For a volume thick with stories, "Don't Tell Anyone" is a quietly ironic title. The characters talk -- to friends or strangers, to themselves, even to ghosts -- trying to make sense of things and relieve their isolation. Like the protagonist in the opening story, "Heads," the characters throughout Frederick Busch's 20th book of fiction are filled with "half-remembered words, tatters of statement, halves of stories, the litter of alibis, confessions, supplications, and demand."

Talking sometimes closes more doors than it opens, or taps into buried rages that erupt in threats of violence. As if improved expression could solve the problem, characters correct their own and each other's phrasing. But language has a life of its own, confusing and concealing even when a speaker is being careful or terribly honest, and what one tells oneself can be the most treacherous story of all. The title urges silence for strong reasons. Yet secrets cut the characters off from people they love, as well as from themselves.

Busch's world is problematic, but his stories awaken deep joy in the reader. In the gorgeous, heart-rending story "Malvasia," a woman brings all sorts of comforts to her recently widowed father, who wants nothing except to believe that when night falls his wife will greet him in the room they used to share. In "Timberline," the narrator's flashback to a dangerous hike with his father won't let the reader go, and this memory is only one dimension of his gripping present crisis. Some of an old man's haunting, half-realized wisdom in "Machias" comes from once having held together a broken telephone wire in a blizzard, so that a doctor could be called to help birth a baby. In the old man's recollection, the message passed through his veins.

Most of the stories are about the things that happen to everyone -- a love lost, a child in trouble, a parent understood -- but that never come with directions or guiding principles attached. The rules and regulations of bureaucracies, on the other hand, are plentiful.

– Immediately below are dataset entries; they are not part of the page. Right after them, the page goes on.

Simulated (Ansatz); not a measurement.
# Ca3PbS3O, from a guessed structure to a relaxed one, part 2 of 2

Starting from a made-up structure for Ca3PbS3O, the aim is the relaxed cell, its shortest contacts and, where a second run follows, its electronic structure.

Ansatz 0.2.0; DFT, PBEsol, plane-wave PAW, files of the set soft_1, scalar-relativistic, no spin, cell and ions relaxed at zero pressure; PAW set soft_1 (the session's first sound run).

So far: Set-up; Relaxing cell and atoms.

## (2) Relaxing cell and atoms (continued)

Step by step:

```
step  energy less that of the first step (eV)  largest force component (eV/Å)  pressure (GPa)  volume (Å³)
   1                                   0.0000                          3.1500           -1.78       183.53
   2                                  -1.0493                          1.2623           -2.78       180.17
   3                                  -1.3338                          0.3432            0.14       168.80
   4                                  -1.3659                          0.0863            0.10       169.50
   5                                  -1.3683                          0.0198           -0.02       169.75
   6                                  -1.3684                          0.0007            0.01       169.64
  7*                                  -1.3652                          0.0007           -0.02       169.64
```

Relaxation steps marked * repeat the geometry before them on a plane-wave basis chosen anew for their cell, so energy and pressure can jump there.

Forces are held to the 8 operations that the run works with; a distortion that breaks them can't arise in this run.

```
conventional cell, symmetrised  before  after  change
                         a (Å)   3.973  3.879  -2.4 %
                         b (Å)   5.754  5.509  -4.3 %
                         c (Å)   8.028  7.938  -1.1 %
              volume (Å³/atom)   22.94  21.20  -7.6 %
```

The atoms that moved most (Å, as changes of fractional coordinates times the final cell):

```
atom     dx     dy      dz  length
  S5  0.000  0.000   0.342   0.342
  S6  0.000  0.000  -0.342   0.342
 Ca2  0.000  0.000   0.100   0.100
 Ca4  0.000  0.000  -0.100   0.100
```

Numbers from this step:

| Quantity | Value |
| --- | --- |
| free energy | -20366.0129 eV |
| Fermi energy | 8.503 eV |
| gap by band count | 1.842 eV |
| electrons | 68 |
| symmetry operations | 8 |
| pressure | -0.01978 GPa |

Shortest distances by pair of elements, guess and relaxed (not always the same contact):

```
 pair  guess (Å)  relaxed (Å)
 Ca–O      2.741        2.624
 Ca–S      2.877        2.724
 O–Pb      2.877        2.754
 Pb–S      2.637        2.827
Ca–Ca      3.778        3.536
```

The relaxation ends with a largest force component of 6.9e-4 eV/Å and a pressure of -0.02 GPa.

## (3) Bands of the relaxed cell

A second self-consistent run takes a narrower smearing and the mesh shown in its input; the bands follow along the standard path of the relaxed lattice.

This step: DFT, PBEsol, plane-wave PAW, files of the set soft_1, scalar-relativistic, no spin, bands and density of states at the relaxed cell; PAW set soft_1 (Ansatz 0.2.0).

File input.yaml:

In "The Baby in the Box," the legislature controls the police department budget, so the hapless and terrified night dispatcher at the station, Ivanhoe Krisp, is the only person available when a midnight caller says a newborn was left in a dumpster. Our hero has to ride a poorly maintained, not-at-all-trusty SUV through the darkness to the rescue, and his wrenching question at the end ("Who  would throw a person away?") won't be answered by any bureaucrat.

Nor, apparently, by any God. The book's title could be a mischievous deity's instructions to the universe: Don't tell anyone what things mean. Don't even tell people who they are. Is Krisp a hero like the great Scots warrior Ivanhoe, or just a flaky snack for the hungry night? When the narrator in "Timberline" has an amazing conversation with a stranger, has his life changed, or hasn't it? "Nobody tells him which."

Sometimes knowledge arrives, although in bizarre forms. In "Bob's Your Uncle" a psychotic young man ("wily and odd-looking, very large and a little arrested-sounding, and coated with the grime of the world") drops in on long-ago friends of his parents and won't leave. His misery and menace become a coded message to the host about himself.

Busch's understanding and compassion are generous and energetic. So is his fascination with how life goes wrong and how irrationally, impossibly, we keep trying to make things right. Each of his very different characters speaks in a unique yet natural voice. His plots move like good horses with expert riders -- a touch here, a subtle shift of weight there -- through dauntingly broken terrain. His phrasing is often brilliant; his syntax does effortless heavy lifting; his humor is a constant, unexpected grace and delight.

"Don't Tell Anyone" is a hugely satisfying book, and its author (this isn't news, but do tell everyone) is a genius of a storyteller.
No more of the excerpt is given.